開幕前日と初日に行われた二つの実演は見逃したが、その記録映像などで構成したインスタレーションの見ごたえも格別だ。二つの壁に振り分けられた映像の一方は、作者が山に登って下る間に撮り続けた揺れ動く樹林に、初日の実演映像を象がん状に小さくはめ込んだもの。他方の壁とその手前の床には、開幕前日のそれが、まばゆい色光と重ねてスローモーションで映し出される。
前者にはいかにも透明な電子音が間断なく流れるのに対し、後者では床に転がした竹筒、落下したお手玉、金属管がこする石、激しく体を揺さぶる作者のかぶったヒモで連結した250本の竹筒群、あるいは振り回した木の枝の空気を裂く音などが、行為の手順に沿って断続的に響く。
しかし面白いのは、別々に行われた実演時と違い、それらの音が絶えずシンクロしながら、異なる二つの行為の軌跡を一つの出来事へと縫い合わせてみせることである。一回的なパフォーマンスの事後の作品化を考える上でも、それは示唆に富んだ構成といえよう。1953年生まれ。
多田展=25日まで東京・小金井市緑町2の14の35、双ギャラリー(042・382・5338)
A資料2
Masami Tada moves to a different drumbeat
Robert Reed / Special to The Daily Yomiuri
Masami Tada is a rarity among today's contemporary artists for a number of reasons, not the least of which is the fact that his works speak louder than the man himself. In fact, there are few occasions when you will hear Tada speak directly about his works. Even questions about the technical aspects of his multimedia creations soon get sidetracked into talk about his favorite subject, festivals.

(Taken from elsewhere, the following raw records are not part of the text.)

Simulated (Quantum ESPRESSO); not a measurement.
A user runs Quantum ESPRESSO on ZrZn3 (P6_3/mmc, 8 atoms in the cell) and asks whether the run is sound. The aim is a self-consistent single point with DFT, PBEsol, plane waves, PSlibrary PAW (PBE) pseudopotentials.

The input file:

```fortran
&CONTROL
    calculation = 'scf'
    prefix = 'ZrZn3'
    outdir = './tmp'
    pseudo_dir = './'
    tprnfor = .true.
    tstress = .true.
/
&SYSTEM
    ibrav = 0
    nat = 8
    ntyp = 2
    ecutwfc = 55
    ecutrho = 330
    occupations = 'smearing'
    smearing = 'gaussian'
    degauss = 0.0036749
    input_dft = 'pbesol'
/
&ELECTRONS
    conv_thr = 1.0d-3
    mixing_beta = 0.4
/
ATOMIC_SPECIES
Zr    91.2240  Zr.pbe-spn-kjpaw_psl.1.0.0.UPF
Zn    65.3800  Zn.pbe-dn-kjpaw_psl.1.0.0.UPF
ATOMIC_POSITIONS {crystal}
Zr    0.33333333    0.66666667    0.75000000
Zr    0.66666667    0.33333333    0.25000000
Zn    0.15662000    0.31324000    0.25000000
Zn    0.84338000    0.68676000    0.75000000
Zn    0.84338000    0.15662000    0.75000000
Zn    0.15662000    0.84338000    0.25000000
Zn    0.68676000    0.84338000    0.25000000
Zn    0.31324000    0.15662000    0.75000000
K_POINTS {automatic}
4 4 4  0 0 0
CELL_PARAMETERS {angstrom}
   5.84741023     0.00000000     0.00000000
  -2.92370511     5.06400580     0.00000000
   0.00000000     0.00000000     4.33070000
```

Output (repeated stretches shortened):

I had a chance to interview Tada just after the opening of his most recent show at the Soh Gallery near JR Higashi Koganei Station on the western outskirts of Tokyo. In many ways this show is a culmination of the artist's work with improvisational sound and video over the last 10 years, while also taking that work one step further into his unique world of sound and image.
The Daily Yomiuri: Your education was in music composition and you first made a name for yourself as an improvisational sound artist. But watching your work over the last ten years, the visual aspect seems to be increasingly prominent.
Tada: You are probably right. When I think back to my music school days, I remember one of my professors saying to me that my approach to music was a very visual one. I didn't really know what he was saying at the time, but now I think that aspect has come to show itself. Sound is vibration and I want to see, and show, the action that creates the vibration. That is why the visual performance is an important part of my sound creation process.
In recent years a lot of your work has involved festivals, especially Nepal's Machendra festival that you have been going to for the last four years. What do festivals mean to you as an artist?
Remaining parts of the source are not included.